I hope the CoreCoin drop will be worth something. A slightly inferior coin with 1 miner controlling 80% of the hashing power doesn't sound too tasty.
Don't you have some altcrash forum to troll in?
He's technically correct in a sense. The end game of bitcoin was ALWAYS going to be nothing more than one giant, continuous, rough consensus attack and then the state eventually steps in and declares that you're required to use some specific chain they hand tailor to screw you.
As for bitcoin vs metals, this is the macro for why history will eventually flush all the bitfools and iRetards down the toilet:
Indeed. And that is a good thing. We had discussed in great detail why gold is a barbaric relic whose time is coming to an end.

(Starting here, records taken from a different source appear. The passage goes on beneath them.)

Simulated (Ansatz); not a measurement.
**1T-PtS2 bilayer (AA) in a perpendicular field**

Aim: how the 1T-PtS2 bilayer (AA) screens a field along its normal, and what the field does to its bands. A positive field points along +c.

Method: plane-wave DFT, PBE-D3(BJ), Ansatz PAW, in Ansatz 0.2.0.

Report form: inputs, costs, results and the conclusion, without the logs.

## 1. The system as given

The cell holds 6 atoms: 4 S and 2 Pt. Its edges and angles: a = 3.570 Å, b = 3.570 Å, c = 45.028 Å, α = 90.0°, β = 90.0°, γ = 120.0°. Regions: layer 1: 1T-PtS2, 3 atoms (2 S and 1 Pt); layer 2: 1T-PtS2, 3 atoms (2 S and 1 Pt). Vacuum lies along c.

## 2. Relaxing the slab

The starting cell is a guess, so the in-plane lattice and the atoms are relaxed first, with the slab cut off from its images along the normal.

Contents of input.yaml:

Some old guys still take Bitcoin profits into gold or silver, but the younger (and even GenX) guys realize gold is dying.
You are fighting against the laws of gravity if you believe metals will be displaced by craptocurrency. I'll take the Joseph Tainter position any day on this subject matter. When complex systems implode, they don't shift over to an even more complex system, they either go backwards in complexity or enter a full dark ages. Complexity is not inherently good, it's a liability. Another crux of the Joseph Tainter argument when extrapolated to it's end point is that overspecialization is essentially a Fermi Paradox-style extinction level event. The invisible hand of nature will force chaos and implosions at random intervals to prevent this. The world doesn't want "total order" as you always reference the term as being bad/an impossibility.
Metals always survive these random interval re-orgs of nature because they are very basic elements and almost indestructable; craptocurrency does not. Not to mention craptocurrency being a far inferior settlement system with no reason to even exist due to not removing counter party risk and having built-in rent seeking middlemen (transaction validators - so called "miners". An incorrect term that should really just be "middlemen").